Technology management is a challenge both in good times and in bad. In good times, the challenge is how to spend the money wisely; and in bad times, the challenge also is how to spend the money wisely. No, this is not a typo. This is the job of IT management. The money may be there, or there may not be enough of it, but the challenge is the same. If you are not careful during the good times, however, you may not weather the rough patches. I have seen it many times before: Technology management often has failed to build a sustainable practical environment for the businesses. In doing that (or not doing just that), technology management as a practice is in a bind.
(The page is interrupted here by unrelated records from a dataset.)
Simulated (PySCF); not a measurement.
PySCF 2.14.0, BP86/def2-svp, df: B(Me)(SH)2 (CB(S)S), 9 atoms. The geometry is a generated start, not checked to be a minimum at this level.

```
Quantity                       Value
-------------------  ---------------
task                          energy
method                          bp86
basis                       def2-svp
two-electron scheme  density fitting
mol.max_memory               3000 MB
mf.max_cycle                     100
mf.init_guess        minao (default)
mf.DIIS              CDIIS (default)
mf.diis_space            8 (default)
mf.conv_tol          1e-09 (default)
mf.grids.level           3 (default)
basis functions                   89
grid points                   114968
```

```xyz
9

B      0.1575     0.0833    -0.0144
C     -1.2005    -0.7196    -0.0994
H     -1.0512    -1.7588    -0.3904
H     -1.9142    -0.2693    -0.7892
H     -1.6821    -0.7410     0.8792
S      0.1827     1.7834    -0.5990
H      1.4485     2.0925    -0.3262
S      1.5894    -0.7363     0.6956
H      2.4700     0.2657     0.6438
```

When the money is tight, "rationalization" becomes king. It is as though technology management always is "irrational," with the need to be rationalized every now and then. Why organizations lack long-term vision when it comes to operational infrastructure is something that is worth both examining and lamenting.
The silver lining of the current crisis (if there is one) is that it has exposed a well-known but often ignored fact about the state of IT in the financial industry. The heavy footprint of technology's infrastructure in the financial industry is staggering. However, it is truly appalling and exceptionally frightening when you hear about the status of IT in some organizations.
It is not easy to grasp and agree with the rationale used to justify why some projects were implemented the way they were or why they even got funded in the first place. The situation is so deplorable and complex that untangling the web woven through rationalization would be an act of magic.
Senior executives are suspicious and cautious of their IT people. Inefficiencies are so rampant that if business executives ran their companies in a similar fashion, there no longer would be a business to run. IT management brought that mind-set upon itself, and things are nearly beyond redemption. Everything that could possibly help manage growth in spending has been tried except what is really required: continuous rationalization, whether times are good or bad.